It Would Have Been Extremely Difficult to End the Pacific War with “Diplomacy”

In a recent article appearing in the History News Network, Peter Van Buren attempts to use the bombing of Hiroshima as lesson that teaches us what happens when states rush to embrace military solutions instead of diplomatic ones. This lesson is especially valuable, he claims, because “many worry” that our nation “has largely moved past diplomacy as its primary foreign policy strategy.”

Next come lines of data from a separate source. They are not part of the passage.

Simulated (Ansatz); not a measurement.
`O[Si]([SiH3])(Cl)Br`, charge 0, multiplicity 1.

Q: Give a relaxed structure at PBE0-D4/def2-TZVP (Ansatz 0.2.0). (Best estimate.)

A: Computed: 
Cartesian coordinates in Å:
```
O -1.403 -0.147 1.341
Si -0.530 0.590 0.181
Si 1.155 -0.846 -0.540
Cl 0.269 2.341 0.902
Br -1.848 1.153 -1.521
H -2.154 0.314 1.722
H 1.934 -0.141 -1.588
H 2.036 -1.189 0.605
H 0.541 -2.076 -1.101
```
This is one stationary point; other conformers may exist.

http://historynewsnetwork.org/article/165752

The main thrust of Van Buren’s argument is that in the summer of 1945 the United States did not give peace a chance. Since then, he claims, the dominant narrative in America has not remembered that there were various alternatives to ending the war. Instead, the choice is remembered as a stark one between a costly amphibious assault and the atomic bombing. As he puts it:

The debate over whether the atomic bombings of Japan were the only alternative to a land invasion is one of the most contested among modern historians. . . . The dominant American narrative is the dead of Hiroshima and Nagasaki were a smaller price to pay than the greater loss of life anticipated under an invasion; in a grim calculus, the bombings were practically an act of humanity.

He goes on to point out that, in June 1945, Emperor Hirohito directed his Supreme War Direction Council to begin formal peace negotiations with the United States through the Soviet Union (which was not at war with Japan yet). There were grounds for optimism that such an approach might end the war, he implies, because “the gap between what the U.S. expected out of an unconditional surrender and what the Japanese realistically hoped for out of a lightly negotiated one was not significant.” But since the Americans were not inclined to negotiate, this opportunity was missed, the atomic bomb was dropped, and thousands of civilians died as a result.

One Thing after Another has discussed the bombing of Hiroshima before, so it does not feel compelled to relitigate the various means by which the United States could have ended he war in the Pacific. However, this blog does feel compelled to point out that Van Buren’s account does violence not only to what happened in the past but also to the way in which historians have treated this episode. For one thing, the debate among scholars is not “framed as binary, invasion or bomb.” Almost all of the recent scholarly works on the bombing recognize that the United States had several potential means of ending the war: blockade, conventional strategic bombing, amphibious assault, Soviet entry into the war sooner than later, and modification of the demand for unconditional surrender. (For a succinct summary of these options, see J. Samuel Walker’s Prompt and Utter Destruction: Truman and the Use of Atomic Bombs Against Japan which was first published in 1997). As One Thing after Another has already pointed out, each of these alternatives suffered from political, military, or ethical problems (Michael Bess methodically outlines the moral difficulties in Chapter 10 of Choices under Fire: Moral Dimensions of World War II [2006]).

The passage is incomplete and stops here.